$29
Purpose: In this lab you will study the effect of various cache design parameters. The first part includes problem solving and writing a program. The second part, the lab part, involves execution of the program (with possible extensions etc. if suggested by your TA) and preparing a report.
In your solutions and report make sure that you have proper tables, numbering etc. All tables must have subtitle and table number furthermore columns must have column names, etc. In your report make sure that you have a nice presentation. Make sure that you number the pages. Try to do everything before coming to the lab but make sure that you demonstrate your work to your TA.
Summary
Part 1 (50 points): Problem solving and writing a matrix addition program with a simple user interface. Part 2 (50 points): Experimental observations using a program that finds the summation of the elements of a matrix with different cache conditions..
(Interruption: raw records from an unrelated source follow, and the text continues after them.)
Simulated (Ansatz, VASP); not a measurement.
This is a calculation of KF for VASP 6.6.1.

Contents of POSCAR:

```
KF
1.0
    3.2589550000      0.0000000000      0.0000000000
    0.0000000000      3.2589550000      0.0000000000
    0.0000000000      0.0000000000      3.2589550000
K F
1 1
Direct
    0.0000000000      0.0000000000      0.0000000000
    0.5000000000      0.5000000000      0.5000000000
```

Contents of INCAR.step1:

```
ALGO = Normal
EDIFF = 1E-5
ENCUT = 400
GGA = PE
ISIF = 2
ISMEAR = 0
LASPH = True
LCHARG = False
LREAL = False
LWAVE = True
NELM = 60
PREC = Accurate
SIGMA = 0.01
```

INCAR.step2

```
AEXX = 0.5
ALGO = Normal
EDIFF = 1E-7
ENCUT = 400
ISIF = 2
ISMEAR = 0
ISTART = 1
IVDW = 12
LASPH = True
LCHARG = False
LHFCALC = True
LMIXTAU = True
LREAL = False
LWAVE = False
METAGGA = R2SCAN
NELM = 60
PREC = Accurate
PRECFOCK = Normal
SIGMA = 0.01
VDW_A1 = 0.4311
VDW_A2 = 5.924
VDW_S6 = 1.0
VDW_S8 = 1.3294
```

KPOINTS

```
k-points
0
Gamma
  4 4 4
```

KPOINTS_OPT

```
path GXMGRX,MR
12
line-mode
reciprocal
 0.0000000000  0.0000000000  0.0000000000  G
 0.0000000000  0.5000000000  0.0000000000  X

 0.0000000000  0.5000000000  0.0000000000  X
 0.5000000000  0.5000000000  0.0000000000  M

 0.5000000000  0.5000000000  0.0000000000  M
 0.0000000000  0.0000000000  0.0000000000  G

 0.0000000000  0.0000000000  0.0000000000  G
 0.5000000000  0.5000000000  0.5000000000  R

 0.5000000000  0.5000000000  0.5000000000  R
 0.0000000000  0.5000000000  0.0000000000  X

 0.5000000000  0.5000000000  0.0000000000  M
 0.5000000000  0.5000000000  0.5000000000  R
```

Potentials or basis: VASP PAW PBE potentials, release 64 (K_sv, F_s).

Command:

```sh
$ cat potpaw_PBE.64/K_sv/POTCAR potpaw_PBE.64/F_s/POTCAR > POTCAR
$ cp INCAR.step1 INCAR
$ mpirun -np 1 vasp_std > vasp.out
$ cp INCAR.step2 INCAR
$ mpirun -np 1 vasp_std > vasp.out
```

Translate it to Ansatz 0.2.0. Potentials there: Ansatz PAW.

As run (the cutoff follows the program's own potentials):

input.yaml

TRY TO FINISH PART 2 BEFORE COMING TO THE LAB. MAKE SURE THAT YOU DO THE DEMO TO TA.
DUE DATE/TIME OF PART 1 --SAME FOR ALL SECTIONS
a. Please drop your written Preliminary Design Report into the box provided in front of the lab by 13:40 on Tuesday April 24. No late submissions will be accepted! Your paper submission for preliminary work must match MOSS submission.
• Note that April 23 Monday is a holiday and there is no lab, April 30 Monday there are no classes and there is no lab. The May 7 week is planned for the I/O lab. This explains why we have a lab on May 14.
1
Note that preliminary work involves problem solving and a program. On paper submit both the solutions of the problems and the program. Please upload your Preliminary Problem Solution Part and the Program Part separately to the Unilica Assignment by 13:40 on Tuesday April 24.
Use filename name_surname_SecNo_ Lab6_PRELIMproblem.doc [A DOC FILE as its extension suggests, which contains all the work including the program for the Preliminary Part].
For the program part Use filename name_surname_SecNo_PRELIMcode.txt [A NOTEPAD FILE as its extension suggests, which contains only the program part
DUE TIME OF PART 2—DIFFERENT FOR EACH SECTION:
a. You have to demonstrate your Part 2 lab work to the TA for grade by 12:15 in the morning lab and by 17:15 in the afternoon lab. Your TAs may give further instructions on this. If you wait idly and show your work last minute your TA may not accept it. Make sure that you follow your TAs' instructions.
b. At the conclusion of the demo for getting your grade, you will upload your lab work to the Unilica Assignment, for similarity testing by MOSS. Please see the related section below for further instructions on MOSS submission.
c. Use filename name_surname_SecNo_ Lab6_report.doc [A DOC FILE as its extension suggests, which contains all the work done for the Lab Experiment Report Part].
For the program part Use filename name_surname_SecNo_ Lab6_code.txt [A NOTEPAD FILE as its extension suggests, which contains the Experiment Code Part]: this part may involve deviation from the preliminary work program submitted as suggested by your TA.
Part 1. Preliminary Work / Preliminary Design Report (50 points)
You have to provide a neat presentation prepared by Word or a word processor with similar output quality. Handwritten answers will not be accepted. At the top of the paper on left provide the following information and staple all papers. Please make sure that this info is there for proper grading of your work, otherwise some points will be taken off.
CS224
Section No.: ...
Spring 2018
Lab No.:
Your Full Name/Bilkent ID:
2
Solve the problems of this part and bring your solutions to the lab. Number the pages, staple your submission and use a word processor for its preparation.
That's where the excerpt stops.